2. Use in tacit verbs in conjunction with dyadic (u:)

  • If y is characters, u:y is equivalent to 2 u: y
  • If y is numbers, u:y is equivalent to 4 u: y

3. If y is a number, it must be in the range _65536 to 65535, and the UCP will be (65536 | y).


Details

1. y may have any rank. The shape of u: y is the same as the shape of y.


x u: y Unicode

Rank Infinity -- operates on x and y as a whole -- WHY IS THIS IMPORTANT?

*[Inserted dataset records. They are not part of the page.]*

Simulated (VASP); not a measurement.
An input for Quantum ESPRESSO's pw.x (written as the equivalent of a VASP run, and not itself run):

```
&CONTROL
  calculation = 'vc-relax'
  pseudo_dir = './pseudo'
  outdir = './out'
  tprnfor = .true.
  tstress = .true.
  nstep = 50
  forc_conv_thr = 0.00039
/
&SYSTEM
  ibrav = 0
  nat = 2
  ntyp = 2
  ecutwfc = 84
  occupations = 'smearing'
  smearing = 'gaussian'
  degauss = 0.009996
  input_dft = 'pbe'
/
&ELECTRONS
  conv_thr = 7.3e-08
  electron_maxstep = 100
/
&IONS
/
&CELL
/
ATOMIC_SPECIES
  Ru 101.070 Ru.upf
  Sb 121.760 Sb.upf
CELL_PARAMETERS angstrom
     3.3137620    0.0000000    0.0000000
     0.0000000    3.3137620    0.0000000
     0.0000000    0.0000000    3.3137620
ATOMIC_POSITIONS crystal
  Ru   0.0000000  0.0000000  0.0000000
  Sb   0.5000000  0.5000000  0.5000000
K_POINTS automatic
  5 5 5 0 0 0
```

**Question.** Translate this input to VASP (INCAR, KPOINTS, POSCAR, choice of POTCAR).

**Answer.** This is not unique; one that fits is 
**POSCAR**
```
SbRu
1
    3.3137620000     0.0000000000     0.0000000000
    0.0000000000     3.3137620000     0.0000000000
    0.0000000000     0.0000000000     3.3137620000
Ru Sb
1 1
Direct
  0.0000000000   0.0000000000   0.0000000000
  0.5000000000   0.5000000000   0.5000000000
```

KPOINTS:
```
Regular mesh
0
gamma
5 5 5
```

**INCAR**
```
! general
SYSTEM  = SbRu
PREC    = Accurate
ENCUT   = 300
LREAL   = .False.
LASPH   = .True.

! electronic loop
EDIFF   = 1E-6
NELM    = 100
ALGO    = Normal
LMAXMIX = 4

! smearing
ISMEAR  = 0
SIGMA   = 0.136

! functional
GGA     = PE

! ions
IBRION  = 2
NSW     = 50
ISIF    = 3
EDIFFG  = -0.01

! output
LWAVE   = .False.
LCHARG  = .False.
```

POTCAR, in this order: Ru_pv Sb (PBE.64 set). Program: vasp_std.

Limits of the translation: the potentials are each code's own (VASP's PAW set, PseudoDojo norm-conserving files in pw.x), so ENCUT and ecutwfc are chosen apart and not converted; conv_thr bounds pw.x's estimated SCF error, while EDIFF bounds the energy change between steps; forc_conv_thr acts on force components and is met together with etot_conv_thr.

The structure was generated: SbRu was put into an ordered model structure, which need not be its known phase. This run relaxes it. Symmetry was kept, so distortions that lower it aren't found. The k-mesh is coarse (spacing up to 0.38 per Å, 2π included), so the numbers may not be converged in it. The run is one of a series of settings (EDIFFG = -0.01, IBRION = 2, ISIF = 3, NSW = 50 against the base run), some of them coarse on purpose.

Converts between numbers, character precisions and encodings according to the Unicode and UTF-8 standards.

x u: y functions
Description x Type/

Precision
of Result

Type/

Precision
of y

Action
Truncate to byte precision (ouch!) 1 byte byte Leave unchanged
unicode Discard upper bits
Expand to unicode 2 unicode byte Extend with high-order 0 bits
unicode Leave unchanged
Convert to integer 3 integer byte Convert to byte number (index in a.)
unicode Convert to number of UCP
UCP to unicode 4 unicode integer Create unicode character whose UCP is y
Shrink to byte precision 5 byte byte Leave unchanged
unicode Discard upper bits, but give error if any nonzeros would be discarded
Convert external 2-byte characters 6 unicode byte Convert each pair of bytes into a unicode character. The bytes are in little-endian order.
Convert unicode/UTF-8 to smallest precision needed to hold y 7 byte byte, ASCII (all byte indexes < 128) Leave unchanged
unicode, all UCPs < 128 Discard upper bits
unicode unicode, some UCPs > 127 Leave unchanged
byte, some non-ASCII (some byte indexes > 127) Decode as UTF-8
Convert to UTF-8 8 byte byte Leave unchanged
unicode Convert to UTF-8 encoded bytes

Common uses

1. Find the unicode code point (UCP) (as a decimal numeral) of (a pasted) glyph: y

   cp=: 3 u: 7 u: ]
   cp 'π'            NB. glyph pasted between apostrophes: ''
960

More Information

1. Use these factory verbs for conversions:

  • ucp — converts byte to unicode, but not if it's ascii-only!
  • uucp — converts byte to unicode, even if it's ascii-only
  • ucpcount — reliably counts the characters in a string of either precision
  • utf8 — converts unicode to byte, turning non-ascii characters into multi-byte substrings.
   ucp_z_
7&u:
   uucp_z_  NB. Convert UTF-8 to char/unicode, then convert char/unicode to unicode
u:@(7&u:)
   ucpcount_z_
#@(7&u:)
   utf8_z_  NB. Convert char/unicode to bytes, using UTF-8 if needed
8&u:

ucp, uucp, ucpcount, utf8 are

  • Standard Library word(s) residing in the 'z'-locale.
  • Defined in the factory script stdlib.ijs.
  • View definition(s) by entering in the J session:  open'stdlib'

Use uucp to convert a string to unicode precision, do any text manipulation, then use utf8 to convert back to byte precision (e.g. for output).

2. If y is empty in  7 u: y , the result is an empty list of byte precision.

3. In  7 u: y and  8 u: y , y must be an atom or a list. In  6 u: y , y must not be an atom. Otherwise, y may have any rank.

4. The result of  x u: y for  x e. 1 2 3 4 5 has the same shape as y.

  • For  6 u: y , each row of y must have an even number of bytes, and the rows of the result have half that length.
  • For  7 u: y , the result is a list except that it is an atom if y is a unicode atom.
  • For 8 u: y the result is a list if y is unicode, otherwise it has the same shape as y.